# Chicken teriyaki in a pineapple - Food Porn



## Gaff (Jan 20, 2012)

If you have a weak heart please do not scroll down. 

I ran across this recipe and had to give it a go. Use chicken thighs and cut up into 1" pieces although most of mine were bigger (yup, that's what she said). Brown it in a skillet with olive oil and I added some minced garlic. Then add your teriyaki sauce, brown sugar and honey. Let it simmer and the sauce will thicken. Sprinkle some sesame seeds and serve. 

I cut a pineapple in half and scooped out the insides and the juices too. Once it's all done fill it with white rice and chicken. Now sit back, eat and enjoy. 

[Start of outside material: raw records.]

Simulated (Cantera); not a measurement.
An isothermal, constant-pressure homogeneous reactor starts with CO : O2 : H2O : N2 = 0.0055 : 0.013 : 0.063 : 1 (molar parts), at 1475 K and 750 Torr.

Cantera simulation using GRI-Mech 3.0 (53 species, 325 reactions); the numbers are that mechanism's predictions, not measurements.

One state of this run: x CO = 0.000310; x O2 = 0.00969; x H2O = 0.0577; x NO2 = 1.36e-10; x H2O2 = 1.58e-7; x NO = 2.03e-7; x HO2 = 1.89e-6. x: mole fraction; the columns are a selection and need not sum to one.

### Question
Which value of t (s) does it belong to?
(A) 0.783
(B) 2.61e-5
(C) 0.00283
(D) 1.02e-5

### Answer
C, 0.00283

http://www.buzzfeed.com/christinebyrne/teriyaki-chicken-inside-a-pineapple#.bjodDMewP


----------



## halo1 (Oct 4, 2007)

Looks awesome gaff!


----------



## kanaka (Oct 3, 2007)

Excellent! Even got the 2 scoops rice there! Now, if there was only room for the mac salad...


----------



## Paymaster (Jan 9, 2012)

Now that is pretty cool!!!!:thumbup:


----------



## SHunter (Jun 19, 2009)

You should open a restaurant. I would buy that dish.


----------



## Jason (Oct 2, 2007)

Nice...like it all!


----------